Several of the cases you cite – including the woman convicted of spying during the Red Scare and the Egyptian man studying in the U.S. who was imprisoned on false charges related to 9/11 – seem to be directly related to the heightened tensions of the day. Can we correct for those sorts of cases of injustice?
Miriam Moskowitz likely went to jail in 1950 because the U.S. was consumed by communism, and because Senator Joe McCarthy and Roy Cohn terrified the nation. Did she really have any chance of a fair trial? Any jury would have been in fear of the threat of communism. And remember, her case was tried a decade before the decision in Brady v. Maryland, which requires prosecutors to disclose exculpatory evidence to the defense. So her lawyer could not have known that a key witness against her had given directly inconsistent –exculpatory – grand jury testimony.
Abdallah Higazy, an Egyptian national, was remanded to solitary confinement as a “material witness” because it was wrongly believed that he possessed a device which allowed him to talk to planes from the ground while staying at a hotel across from World Trade Center on 9/11. He spent 34 days in solitary confinement and even made a false confession at, shall we say, the heavy hand of an FBI agent. As it turned out, there was no question that he was framed. The device wasn’t his, wasn’t in his room and certainly wasn’t in his safe next to his Koran, as was reported to the FBI. Given the tenor of the day, it appears that the government simply credited the hotel employee’s false report.
As to what can be done, there is no question that prosecutors’ offices are overburdened but perhaps a system can be implemented where cases receive an independent pre-indictment review by a colleague who is walled off from the initial investigation. In the first case we write about, prosecutor Marty Stroud talks about how he rushed into a murder prosecution (of what turned out to be an innocent man) without really discussing it in-house. And it turns out that he saw police documents for the first time years after the conviction.
So, maybe a separate and unbiased set of eyes by someone who is not so steeped in the file, not wedded to a point of view, will help keep the case in perspective.
Are there some fairly simple reforms that could be instituted to minimize injustice?
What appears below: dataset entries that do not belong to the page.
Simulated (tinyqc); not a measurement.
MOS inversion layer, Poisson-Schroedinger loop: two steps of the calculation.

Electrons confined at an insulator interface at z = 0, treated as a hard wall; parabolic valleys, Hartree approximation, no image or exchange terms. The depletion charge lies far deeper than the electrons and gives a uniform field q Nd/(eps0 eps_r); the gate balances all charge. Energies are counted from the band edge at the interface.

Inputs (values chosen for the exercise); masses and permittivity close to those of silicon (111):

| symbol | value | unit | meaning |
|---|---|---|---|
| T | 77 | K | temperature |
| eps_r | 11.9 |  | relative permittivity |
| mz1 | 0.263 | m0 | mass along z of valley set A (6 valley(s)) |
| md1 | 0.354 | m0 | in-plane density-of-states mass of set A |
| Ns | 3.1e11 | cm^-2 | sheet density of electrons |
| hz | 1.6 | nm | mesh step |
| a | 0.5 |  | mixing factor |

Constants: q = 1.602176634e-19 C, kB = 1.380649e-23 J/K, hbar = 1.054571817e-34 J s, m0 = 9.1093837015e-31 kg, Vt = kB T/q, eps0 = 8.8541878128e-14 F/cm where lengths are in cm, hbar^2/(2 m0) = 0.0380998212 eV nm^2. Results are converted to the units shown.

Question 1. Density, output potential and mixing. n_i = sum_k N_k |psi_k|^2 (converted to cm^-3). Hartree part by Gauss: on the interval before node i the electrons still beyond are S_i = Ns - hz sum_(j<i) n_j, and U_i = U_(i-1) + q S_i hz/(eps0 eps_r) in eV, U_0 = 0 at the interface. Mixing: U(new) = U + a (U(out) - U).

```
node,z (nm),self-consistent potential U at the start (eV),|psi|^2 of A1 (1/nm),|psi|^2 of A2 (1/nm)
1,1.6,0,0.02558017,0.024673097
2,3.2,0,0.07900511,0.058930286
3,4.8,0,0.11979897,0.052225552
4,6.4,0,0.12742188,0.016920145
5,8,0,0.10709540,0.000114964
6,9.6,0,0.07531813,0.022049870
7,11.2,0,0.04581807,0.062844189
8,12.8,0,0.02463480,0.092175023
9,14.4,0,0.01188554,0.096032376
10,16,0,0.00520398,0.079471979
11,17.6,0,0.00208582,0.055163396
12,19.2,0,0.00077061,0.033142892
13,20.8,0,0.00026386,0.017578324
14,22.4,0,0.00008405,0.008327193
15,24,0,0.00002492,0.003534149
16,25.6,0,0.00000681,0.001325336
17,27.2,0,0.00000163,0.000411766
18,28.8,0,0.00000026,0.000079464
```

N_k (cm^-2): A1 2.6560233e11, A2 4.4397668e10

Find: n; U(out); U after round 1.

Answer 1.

Many things can be done, although none are easy. Beginning with perhaps the most pressing – better funding so that all who need counsel can have counsel appointed!
Also, discovery in criminal cases is a major issue. It is shocking when you think that discovery in a criminal case is far stingier than in a civil case, yet a person’s freedom is at stake. Grand jury testimony and prior statements of a witness are not typically available to a defendant unless that witness testifies at trial. Even then, the defense may not get it until the last minute. And while prosecutors must give the defendant exculpatory (Brady) material, some do so by providing millions of pages and hundreds of tapes, leaving the defendant to figure out what is actually relevant, all while a trial date nears. This is in contrast to the prosecution, which has had months, sometimes years, to prepare its case even before it brings it. Steps can be taken by judges, and lawyers, to prevent an injustice that might result from this imbalance.
In addition, many judges will tell you that mandatory minimums – inflexible sentencing requirements for certain crimes – are unjust; they do not allow for discretion in sentencing. While a legislative act would be needed to reverse these mandatory minimums, it would let judges make sentencing decisions on a range of factors and the specific facts before them.
Your book includes interviews with those at the center of each example of injustice, who speak about how it affected their lives. How can or should we compensate the victims of injustice?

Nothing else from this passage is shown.